AP

Anti-abortion allies change tactics after post-Roe defeats

Feb 28, 2023, 4:08 PM | Updated: Mar 1, 2023, 6:17 am

FILE - Zoe Schell, from Topeka, Kan., stands on the steps of the Kansas Statehouse during a rally t...

FILE - Zoe Schell, from Topeka, Kan., stands on the steps of the Kansas Statehouse during a rally to protest the Supreme Court's ruling on abortion June 24, 2022, in Topeka. Republicans and their anti-abortion allies, who suffered a series of defeats in ballot questions in states across the political spectrum in 2022, are changing tactics as new 2023 legislative sessions and the new election season start. (AP Photo/Charlie Riedel, File)

(AP Photo/Charlie Riedel, File)


              FILE - Protesters gather at the Kentucky state Capitol in Frankfort, Ky., on April 13, 2022. Republicans and their anti-abortion allies, who suffered a series of defeats in ballot questions in states across the political spectrum in 2022, are changing tactics as new 2023 legislative sessions and the new election season start. (Ryan C. Hermens/Lexington Herald-Leader via AP, File)
            
              FILE - Zoe Schell, from Topeka, Kan., stands on the steps of the Kansas Statehouse during a rally to protest the Supreme Court's ruling on abortion June 24, 2022, in Topeka. Republicans and their anti-abortion allies, who suffered a series of defeats in ballot questions in states across the political spectrum in 2022, are changing tactics as new 2023 legislative sessions and the new election season start. (AP Photo/Charlie Riedel, File)
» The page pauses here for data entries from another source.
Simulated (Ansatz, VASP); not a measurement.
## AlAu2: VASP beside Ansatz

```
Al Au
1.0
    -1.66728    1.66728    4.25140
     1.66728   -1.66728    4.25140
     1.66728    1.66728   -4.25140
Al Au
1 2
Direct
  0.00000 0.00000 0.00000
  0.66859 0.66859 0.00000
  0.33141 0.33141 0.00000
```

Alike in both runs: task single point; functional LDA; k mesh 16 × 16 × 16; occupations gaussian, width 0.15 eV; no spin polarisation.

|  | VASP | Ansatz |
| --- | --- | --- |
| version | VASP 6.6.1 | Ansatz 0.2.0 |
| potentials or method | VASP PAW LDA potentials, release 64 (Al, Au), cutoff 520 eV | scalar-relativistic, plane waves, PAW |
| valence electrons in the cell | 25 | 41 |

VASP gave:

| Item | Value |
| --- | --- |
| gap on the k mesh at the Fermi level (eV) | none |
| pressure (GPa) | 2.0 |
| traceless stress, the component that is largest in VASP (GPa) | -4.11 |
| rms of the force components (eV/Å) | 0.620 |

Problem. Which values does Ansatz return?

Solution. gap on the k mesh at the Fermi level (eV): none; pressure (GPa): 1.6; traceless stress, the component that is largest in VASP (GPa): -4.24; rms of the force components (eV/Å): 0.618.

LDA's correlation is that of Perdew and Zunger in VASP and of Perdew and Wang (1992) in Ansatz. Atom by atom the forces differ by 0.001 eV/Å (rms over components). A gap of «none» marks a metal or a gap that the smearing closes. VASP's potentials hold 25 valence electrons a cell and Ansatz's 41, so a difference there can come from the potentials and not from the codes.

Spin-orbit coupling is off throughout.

HARRISBURG, Pa. (AP) — Republicans and their anti-abortion allies, who suffered a series of defeats in ballot questions in states across the political spectrum last year, are changing tactics as new legislative sessions and the new election season start.

In states where citizens have direct access to the ballot, Republicans are considering ways to prevent another loss in an abortion-rights referendum.

In some states, Republicans are considering exemptions to sweeping bans or looking at ways to prevent abortions besides trying to roll back the number of weeks during which an abortion is allowed.

To be sure, abortion restrictions have seen some success in a few Republican-controlled states.

West Virginia and Indiana passed laws to ban abortion after the U.S. Supreme Court’s June ruling overturning a nationwide constitutional protection for the procedure.

South Carolina and Montana lawmakers are also trying to ban abortion — or more heavily restrict it — despite a court-ordered right to privacy that currently protects a right to abortion in those states.

But in a number of states, the battle over abortion rights is fluid and influenced by what voters had to say last year, when Kentucky, Montana and Kansas rejected anti-abortion measures on ballots and Michigan, California and Vermont approved abortion rights amendments.

In politically divided Pennsylvania, Republican lawmakers have stalled their push for a constitutional amendment that would declare there is no constitutional right to an abortion or for taxpayer support for an abortion.

The wording is nearly identical to a measure that failed in Kentucky, and the experience in Kansas last August told abortion opponents that it would be very difficult to win a statewide referendum, said Michael McMonagle, president of the Pro-Life Coalition of Pennsylvania.

“We realized that if the referendum turns on the left’s arguments that ‘these pro-lifers are trying to outlaw abortion,’ we’re going to get slaughtered,” McMonagle said. “It will be the mushy middle people who will vote against the pro-life referendum.”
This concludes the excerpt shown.